I am think about the Derek Chauvin trial. I am thinking about how I can’t watch it and I’m struggling to cry anymore because inside I am so tired. I want Black Wins. I want to see us live. I don’t want us to have to be killed three times: the bodies, the names, and the verdicts.
When the Amber Guyger trial happened, it took something out of me. Around the time of the verdict, we were in California. I went on a morning run, a white man took pictures of me, asked me what was I doing on the sidewalk, told me I didn’t belong there. A death happened inside.
I remember that death in my body. I remember how it made me feel. I remember returning home and looking at myself in the mirror and trying to feel human and loved. At this time I was deeply invested in the trial. It consumed me. I wanted so much for Botham and his family.
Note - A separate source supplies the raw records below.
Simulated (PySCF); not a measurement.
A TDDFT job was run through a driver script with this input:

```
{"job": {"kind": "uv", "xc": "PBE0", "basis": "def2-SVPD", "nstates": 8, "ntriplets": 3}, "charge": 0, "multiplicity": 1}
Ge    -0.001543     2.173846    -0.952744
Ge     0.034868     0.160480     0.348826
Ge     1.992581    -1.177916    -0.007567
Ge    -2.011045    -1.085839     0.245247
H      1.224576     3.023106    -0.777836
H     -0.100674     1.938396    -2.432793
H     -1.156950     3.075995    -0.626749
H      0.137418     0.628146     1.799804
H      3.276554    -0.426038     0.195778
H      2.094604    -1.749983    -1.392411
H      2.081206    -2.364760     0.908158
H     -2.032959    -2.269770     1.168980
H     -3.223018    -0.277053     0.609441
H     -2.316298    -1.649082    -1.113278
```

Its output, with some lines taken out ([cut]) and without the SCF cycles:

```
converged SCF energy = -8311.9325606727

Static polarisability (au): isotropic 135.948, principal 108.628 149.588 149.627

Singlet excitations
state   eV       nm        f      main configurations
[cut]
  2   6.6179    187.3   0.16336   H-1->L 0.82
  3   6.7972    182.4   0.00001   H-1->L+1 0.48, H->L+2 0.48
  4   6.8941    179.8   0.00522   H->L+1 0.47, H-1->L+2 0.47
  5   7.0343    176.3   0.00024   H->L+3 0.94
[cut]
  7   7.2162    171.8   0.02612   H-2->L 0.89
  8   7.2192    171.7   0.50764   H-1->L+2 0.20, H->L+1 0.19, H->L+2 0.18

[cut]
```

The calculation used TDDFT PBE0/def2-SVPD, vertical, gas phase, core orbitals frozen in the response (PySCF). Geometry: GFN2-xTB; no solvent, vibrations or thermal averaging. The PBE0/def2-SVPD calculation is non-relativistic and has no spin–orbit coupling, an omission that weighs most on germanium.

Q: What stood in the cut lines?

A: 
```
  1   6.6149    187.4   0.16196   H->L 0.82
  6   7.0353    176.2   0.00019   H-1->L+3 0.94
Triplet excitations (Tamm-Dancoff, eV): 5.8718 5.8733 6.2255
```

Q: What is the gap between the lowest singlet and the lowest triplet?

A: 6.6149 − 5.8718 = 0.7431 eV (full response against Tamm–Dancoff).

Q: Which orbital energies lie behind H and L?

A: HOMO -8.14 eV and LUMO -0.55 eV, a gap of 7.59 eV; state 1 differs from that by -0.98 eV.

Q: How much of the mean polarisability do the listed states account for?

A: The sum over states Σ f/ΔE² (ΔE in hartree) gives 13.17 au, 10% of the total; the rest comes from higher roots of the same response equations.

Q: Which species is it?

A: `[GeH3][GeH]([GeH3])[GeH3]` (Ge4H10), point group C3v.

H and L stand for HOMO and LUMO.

I remember Amber’s tears and how much I hated them. I hated them with everything inside of me because I knew White Tears often meant Black Losses. I remember the arguments for her innocence. Then the verdict came: guilty. I thought I was going to feel relieved but I wasn’t.
I wasn’t relieved because even though she was found guilty, we had still been robbed. People used words rarely used for us: “that’s too harsh”, “he [Botham] would turn the other cheek”, “I asked for a lighter sentence.” Then the hug and then people praising it and then silence.
It was a terrible thing: people seemed to love us more in our deaths than in our life. I remember and I cannot forget and have not forgot what my body felt when it all happened. It felt the same way when the white man disrespected me and the same way I never wanted to feel again.
So now, years later, when another Black name is tied to a white bullet, I am struggling. I don’t want to watch. I don’t want to feel. I just want us to Win, and Live, and Play, and be Free. I don’t want to feel this way—but I must because I am human and I must feel.
If George and Breonna and Ahmaud and Daunte and Adam and Rayshard and Daniel and Atatiana and Botham and so many more are worth remembering then they’re worth feeling and loving. But I refuse to force myself to be reminded of how committed the system is to Black Losses.
I hope we are all being kind to ourselves and holding one another as we wait for something better. “Let justice roll down,” the Prophet said. I don’t know if we will be there to see the rolling but we are here and we can remember that we are worthy of the deepest love.